A long, long way from Clare to here

Joe Jamison reviews Irish on the Inside: in search of the soul of Irish America by Tom Hayden, Verso, £15 hbk ($23 USA)

I KNEW I’d find gems in this splendid book, when the sneering editors at the New York TimesBook Review, evoking Clifford Odets, headlined their review ‘Waiting for O’Lefty’.

Tom Hayden, a leader of the New Left, grew up in complaisant suburban Michigan, and in the 1960s was radicalised by the civil rights movement and the Vietnam War. He was one of the ‘Chicago 7’ defendants in a notorious political trial, having led youthful anti-war protesters outside the 1968 Democratic convention in Chicago. The mayor of Chicago at the time was the right-wing, Irish-American-machine politician Richard Daley.

Hayden went on to public office, and was for many years a progressive member of the California state senate. Recently he has begun to channel some of his considerable energies into labour rights and anti-sweatshop campaigns.

Hayden barely thought of himself as Irish until the thunderbolt of the October 1968 civil rights march in Derry connected his identity as an activist on the US left with his sense of Irish roots. “I was Irish on the inside though I couldn’t name it at the time.”
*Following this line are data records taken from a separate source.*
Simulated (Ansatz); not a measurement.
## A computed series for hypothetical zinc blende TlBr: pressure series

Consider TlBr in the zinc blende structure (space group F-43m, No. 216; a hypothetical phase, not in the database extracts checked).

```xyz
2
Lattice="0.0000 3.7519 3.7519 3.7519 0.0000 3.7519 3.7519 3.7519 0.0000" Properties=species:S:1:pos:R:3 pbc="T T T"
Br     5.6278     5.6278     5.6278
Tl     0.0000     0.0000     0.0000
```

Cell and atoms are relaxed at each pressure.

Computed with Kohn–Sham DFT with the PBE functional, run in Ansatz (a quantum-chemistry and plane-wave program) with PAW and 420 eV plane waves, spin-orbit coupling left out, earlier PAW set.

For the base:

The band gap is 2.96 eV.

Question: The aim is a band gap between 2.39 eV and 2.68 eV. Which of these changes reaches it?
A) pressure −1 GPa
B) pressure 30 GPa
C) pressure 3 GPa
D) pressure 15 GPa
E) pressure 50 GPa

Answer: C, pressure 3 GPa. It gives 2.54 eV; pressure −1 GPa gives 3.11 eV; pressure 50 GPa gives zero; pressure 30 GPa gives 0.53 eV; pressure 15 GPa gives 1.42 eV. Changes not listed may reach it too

To a degree, perhaps hard to fathom outside the US, Hayden’s generation was brought up to associate Irishness and Ireland with the political right: Yankee-doodle-dandy jingoism, the McCarthy’s witch hunts, reactionary clerics such as the pro-Hitler Father Coughlin and the pro-Vietnam war Cardinal Spellman, and with racial exclusion in the building trades.

Much of the book is Hayden’s battle to free himself of this less-than-half-true self-image and the linking of the author’s Irishness and Ireland with left and democratic struggles.

The book is divided into three distinct sections. The first, ‘Irish on the Inside’, follows Hayden’s zigzag path toward self-understanding, from a starting point of being an assimilated lower-middle class youth (the son of Chrysler accountant) in the suburbs of post-World War II Detroit, through to his maturing commitment to radical social change.

‘Going North’, traces the impact of the Northern Ireland civil-rights struggle, the republican struggle, and the peace process on his politics and identity.

Finally, ‘Recovering the Irish Soul’ is a meditation on the meaning of Irish identity — in both Ireland and Irish America — in a globalised world.

This last part is the boldest, and most interesting section. He reflects on the future of assimilation in Irish America, which has been offset and even reversed for three decades by the impact of the struggle in the north of Ireland.

As for Ireland itself, he hails the emergence of political republicanism and its across-the-board strengthening of Irish national self-awareness — and most other progressive trends.

This intelligent, thoroughly researched, and gracefully written book by Tom Hayden deserves wide readership in Ireland, Britain and America.